Part of what Jesus teaches us is to practice living in the presence of God each day. The past is out of our hands; the future is out of our control. We only have today. And this need not frighten us. St. Paul says, “If we live, we live unto the Lord. And if we die, we die unto the Lord. So then whether we live or die, we are the Lord’s.” To pray in the spirit of Jesus “give us this day our daily bread” is peacefully to take a deep breath in this moment of life and know that we do not have to cling to it out of fear.

Yes, we are dust creatures. We are not self-sufficient. We are not in control. We are all going to die. But even more certain than those certainties is that we are loved and sustained by a loving God whose nature is to give, to provide, to be aware of us and who desires for us to be fully alive in this present moment, not captive to yesterday nor held hostage by tomorrow.

By all means don’t forget we are praying “give us,” not “give me.” It is “our daily bread,” not “my daily bread.” There is a connection between my needs and the needs of all human beings. Jesus is not teaching us to pray for a luxury car, or a vacation home at the beach, or a prosperous retirement package. He is not instructing us to pray for cake or a banquet table overflowing. Jesus is instructing us to pray for our daily needs and to learn the soul wisdom that perceives when enough is enough, and in so doing, we realize we are going to be the answer to one another’s needs. “Give us our daily bread” means it is more than likely that the way I live today will be the answer to someone’s prayer for help today.

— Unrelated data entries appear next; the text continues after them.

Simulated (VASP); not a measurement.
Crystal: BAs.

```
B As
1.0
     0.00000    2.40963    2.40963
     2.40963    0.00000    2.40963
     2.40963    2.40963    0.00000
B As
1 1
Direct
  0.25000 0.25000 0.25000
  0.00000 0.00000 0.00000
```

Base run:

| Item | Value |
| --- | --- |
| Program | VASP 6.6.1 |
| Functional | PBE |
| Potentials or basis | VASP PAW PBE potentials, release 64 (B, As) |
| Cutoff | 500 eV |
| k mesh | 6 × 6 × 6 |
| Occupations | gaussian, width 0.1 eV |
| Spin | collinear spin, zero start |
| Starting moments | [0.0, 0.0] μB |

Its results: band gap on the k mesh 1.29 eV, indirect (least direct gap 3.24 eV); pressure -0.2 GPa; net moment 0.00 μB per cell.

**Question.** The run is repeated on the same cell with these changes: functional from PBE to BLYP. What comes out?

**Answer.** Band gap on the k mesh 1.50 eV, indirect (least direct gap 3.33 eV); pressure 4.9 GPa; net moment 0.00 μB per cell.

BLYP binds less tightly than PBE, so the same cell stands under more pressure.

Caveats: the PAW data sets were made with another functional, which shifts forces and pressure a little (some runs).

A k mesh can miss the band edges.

The secret of praying for daily bread is that we learn the difference between our needs and our wants. How few people go through an entire adulthood without becoming spiritually alive enough to know the difference. Most problems I see adults having stem from having a “busted wanter.” In emotional emptiness, we consume more and more while trying to fill ourselves up, only to discover we are growing more and more empty. Yet, to tap spiritually the resources of God’s grace brings about an inner fullness that enables us to see what we need rather than feel what we want. To pray for today’s bread teaches us to honor our needs and laugh at our wants.

Lastly, in praying for today’s bread, we learn the soul secret of being interested in big things and being happy in small things. Most of us spend inordinate time and emotions on small, minor things while paying no attention at all to the large questions of life. But if we let Jesus teach us how to pray, and then begin to trust that Jesus is even praying within us through this prayer, then we learn the joy of being happy in small things while being intellectually and spiritually fascinated by the big things. The life of the soul is being happy in small things, the look of a child’s face as she skips down the hallway of church, the hand shaking as he lifts the coffee cup, the new person sitting on our pew, the expectant mother with her hand on her tummy.

“Give us this day our daily bread” is all about remembering who we are: dust creatures, yes, but beloved of God even the more. It is about remembering that our daily life holds the answer to someone else’s prayer. It is about remembering the wisdom of knowing the difference between what we want and what we need so that we are happy with the small things which in the end determine whether we lived until we died or died before we lived.